Opinion

Alex Kane: McGuinness put us on path to a better future

Alex Kane

Alex Kane

Alex Kane is an Irish News columnist and political commentator and a former director of communications for the Ulster Unionist Party.

Alex Kane
Alex Kane Alex Kane

The surest way of evaluating a political career is by contrasting the beginning with the end: measuring the early dreams and ambitions against the tangible legacy.

So, when Martin McGuinness stepped down as deputy first minister—crashing the entire system as he closed the door behind him—it would be tempting to conclude that, after ten years in the job, he was angry, bitter, disillusioned and deeply, deeply disappointed.

While Northern Ireland has certainly improved in many ways since the mid-1990s, it would probably be safe to assume that he believed the DUP—his partners in government since May 2007—hadn’t changed at all in terms of their approach and attitude to republicans.

And in drawing that conclusion, or making that assumption, one might further conclude that his dreams lay in tatters. There is no united Ireland. The British ‘presence’ is still here. Partition continues. Unionism remains the opinion of the majority. Sinn Féin sits in Stormont. He has served with Ian Paisley, Peter Robinson and Arlene Foster. He took enormous personal, political and electoral risks for the Good Friday Agreement (and all the add-ons since then); yet here he is, forcing an election and demanding significant changes, because it looks to many of his own grassroots as if Sinn Féin has been taken for a ride by the DUP.

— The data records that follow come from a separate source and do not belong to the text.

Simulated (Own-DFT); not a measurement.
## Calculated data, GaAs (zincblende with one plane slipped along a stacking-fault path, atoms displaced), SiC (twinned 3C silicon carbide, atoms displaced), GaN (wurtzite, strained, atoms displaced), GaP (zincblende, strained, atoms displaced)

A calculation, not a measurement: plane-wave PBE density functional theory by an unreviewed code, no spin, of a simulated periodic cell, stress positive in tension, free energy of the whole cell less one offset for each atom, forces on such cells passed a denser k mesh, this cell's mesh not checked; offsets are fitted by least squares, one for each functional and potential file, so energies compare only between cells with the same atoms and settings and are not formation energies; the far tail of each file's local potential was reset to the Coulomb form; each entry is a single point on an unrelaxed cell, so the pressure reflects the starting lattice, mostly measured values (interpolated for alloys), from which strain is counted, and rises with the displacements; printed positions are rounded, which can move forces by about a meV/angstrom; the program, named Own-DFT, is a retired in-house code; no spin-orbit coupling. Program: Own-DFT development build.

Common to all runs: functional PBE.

I still remember the frisson which rippled across the unionist benches when he was appointed minister for education on December 2, 1999. It was the moment when unionists—indeed everyone else, too—faced the fact that power sharing with Sinn Féin was happening. As one UUP MLA said to me on the day: “I never thought the moment would actually come when an IRA Godfather would be responsible for the education of my grandchildren and the employment of teachers I know.”

Looking back, it was probably that moment that sealed David Trimble’s fate as UUP leader and led to the party’s eclipse by the DUP. Someone who is now a very senior figure in the DUP whispered to me: “This will be the DUP’s strongest weapon against Trimble.”

But leap forward to May 2007 and there was the ‘Godfather’ chuckling away with ‘Dr No.’ The Doc has gone. So too has Robinson, Trimble, Empey, Elliott, Hume, Mallon, Durkan, Ritchie, McDonnell and a slew of prime ministers and Taoisigh. Every other minister who served in that first executive has gone. He has just toppled Arlene Foster.

It’s been a long and quite remarkable journey for a man who became leader of the Provisional IRA in Derry in 1969, represented the IRA in talks with Secretary of State, William Whitelaw, in 1972 and who was instrumental in persuading the IRA to buy into a peace/political process from 1992 onwards. The man who would probably have nodded through attacks on politicians and security forces is now on first name terms with UK, Irish and world leaders and regarded in many quarters as a statesman and peace maker.

Like all people who have made that sort of journey he still divides opinion. A hero to some: an unrepentant terrorist to others. For some republicans he is also a traitor; someone who has ‘sold out to the Brits’ only to be ‘treated as a puppet by the old bigots of unionism.’ And in what may turn out to be his last significant political act he has thrown the entire process into chaos and insisted that there will be no return to the ‘status quo’ when the election is over. It’s an act that will confirm the suspicions of those unionists who have always believed that the assembly was regarded by Sinn Féin as a ruse to speed up Irish unity.

I think it’s worth remembering that there wouldn’t be an assembly to collapse if it hadn’t been for Martin McGuinness. Whatever went on behind the scenes it was always him, rather than Adams, who could make it work. Paisley would never have done a deal which led to sharing power with Adams; and nor, I imagine, would Robinson. I’ve always said, that with the exception of Paisley, unionists haven’t ever ‘liked’ McGuinness on a personal level; so it’s no surprise that things were so difficult for so long. All of which he seemed able to swallow. But senior Sinn Féin members have spoken of the ‘lack of respect’ that Foster has for him: or, as one DUP figure summed it up; “Don’t underestimate the impact of dealing with people who tried to murder your father.”

It’s far too early to make a judgment call on what his legacy, as an IRA leader and Sinn Féin leader, will be. Most of what he would have wanted to happen hasn’t happened: and it’s hard to believe that crashing the assembly would have brought him any personal satisfaction.

But he was personally responsible for helping to change the political dynamics over the past twenty years; and in doing so put Northern Ireland on the path to being something better than it had been.